The first question to be determined by the auditing judge is as to those in whom the principal of the trust estate now vests.
A number of decisions have been rendered upon the audit of earlier accounts filed by the trustees, which have determined the parties who are entitled to the income derived from the share of certain children of the testator upon the decease of such children. The first of these decisions arose from the death of Francis Lafferty, a son of the testator, in 1896.
By his will he gave his estate to his three children, Charles B. Lafferty, Frank Lafferty and Rose E. Carr. Frank died intestate, unmarried and without issue. Rose E. Carr died in 1901, and by her will bequeathed her estate to the Philadelphia Trust Company as executor for the purposes hereinabove recited. Upon the audit of an account filed by the trustees of Charles Lafferty’s estate, her share of the income was awarded to the guardian of her minor children. Exceptions were sustained in an opinion by Penrose, J. [12 Dist. R. 281], wherein it was held that her share of the income was payable to her executor. He said: “Under the will of her father, exercising the power of appointment given to him by the will of his father — the present testator — she acquired the absolute ownership of the share appointed to her, though possession of the legal estate cannot be had until the termination of the trust created by the grandfather’s will.”

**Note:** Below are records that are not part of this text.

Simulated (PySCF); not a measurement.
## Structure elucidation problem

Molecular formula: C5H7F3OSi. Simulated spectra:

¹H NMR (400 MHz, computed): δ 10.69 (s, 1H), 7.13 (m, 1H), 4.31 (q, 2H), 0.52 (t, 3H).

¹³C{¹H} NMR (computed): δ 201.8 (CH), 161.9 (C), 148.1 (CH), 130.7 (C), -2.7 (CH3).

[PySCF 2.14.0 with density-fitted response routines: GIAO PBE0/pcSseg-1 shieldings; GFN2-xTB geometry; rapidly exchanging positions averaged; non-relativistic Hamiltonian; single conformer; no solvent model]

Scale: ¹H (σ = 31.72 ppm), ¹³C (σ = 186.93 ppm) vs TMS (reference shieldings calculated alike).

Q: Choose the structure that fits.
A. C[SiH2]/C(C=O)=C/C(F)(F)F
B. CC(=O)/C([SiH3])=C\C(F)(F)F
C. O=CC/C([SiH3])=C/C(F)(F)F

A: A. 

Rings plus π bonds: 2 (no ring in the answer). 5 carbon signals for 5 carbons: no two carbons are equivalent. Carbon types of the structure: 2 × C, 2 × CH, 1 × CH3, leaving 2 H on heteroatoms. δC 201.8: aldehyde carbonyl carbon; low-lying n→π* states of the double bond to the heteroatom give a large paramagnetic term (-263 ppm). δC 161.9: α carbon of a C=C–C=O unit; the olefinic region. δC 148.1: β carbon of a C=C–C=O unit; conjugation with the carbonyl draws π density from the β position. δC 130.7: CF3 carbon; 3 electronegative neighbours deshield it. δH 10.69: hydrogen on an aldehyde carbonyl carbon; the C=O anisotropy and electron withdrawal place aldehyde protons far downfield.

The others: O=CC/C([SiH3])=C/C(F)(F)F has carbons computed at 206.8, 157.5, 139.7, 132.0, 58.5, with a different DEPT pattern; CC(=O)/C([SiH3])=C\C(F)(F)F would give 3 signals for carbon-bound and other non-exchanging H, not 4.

On appeal to the Supreme Court, the decision of Judge Penrose was sustained in a per curiam opinion: 209 Pa. 44.
Six years later another trustees’ account was filed and an adjudication was filed thereon by Lamorelle, J. Exceptions were dismissed in an opinion by Anderson, J., April 30,1910 [19 Dist. R. 504]. In the course of his opinion he pointed out that Judge Penrose had evidently taken for granted that the power of appointment given in the will of Charles Lafferty was a general one, and that being such, its exercise was to be presumed under the Act of June 4, 1879, *44P. L. 88. He continued that the auditing judge properly followed decisions of this court which intervened between the earlier decision in Lafferty’s Estate and the audit, and awarded the share of income pertaining to Rose E. Carr to those who would have taken in default of her father having exercised the power of appointment.
Judge Penrose was still living when this decision was rendered, and must have concurred in this decision. It is recited in the opinion that he had been mistaken in thinking that the power of appointment was a general one, and that he had unintentionally misled the Supreme Court. It will be observed that under this decision the income was awarded to the guardian of the minor children of Rose Lafferty, just as Judge Ashman had originally awarded it in the earlier adjudication. On appeal to the Supreme Court, in an opinion by Justice Potter, reported in 230 Pa. 496, the decree was reversed in so far as it awarded the income to the guardian of the minor children of Rose E. Carr, and it was ordered that the income be awarded to the executor under the will of Rose E. Carr. The Supreme Court said: “The decision in Lafferty’s Estate, 209 Pa. 44, became the law of the case and stands as such. It must be accepted as a final adjudication of the question involved.”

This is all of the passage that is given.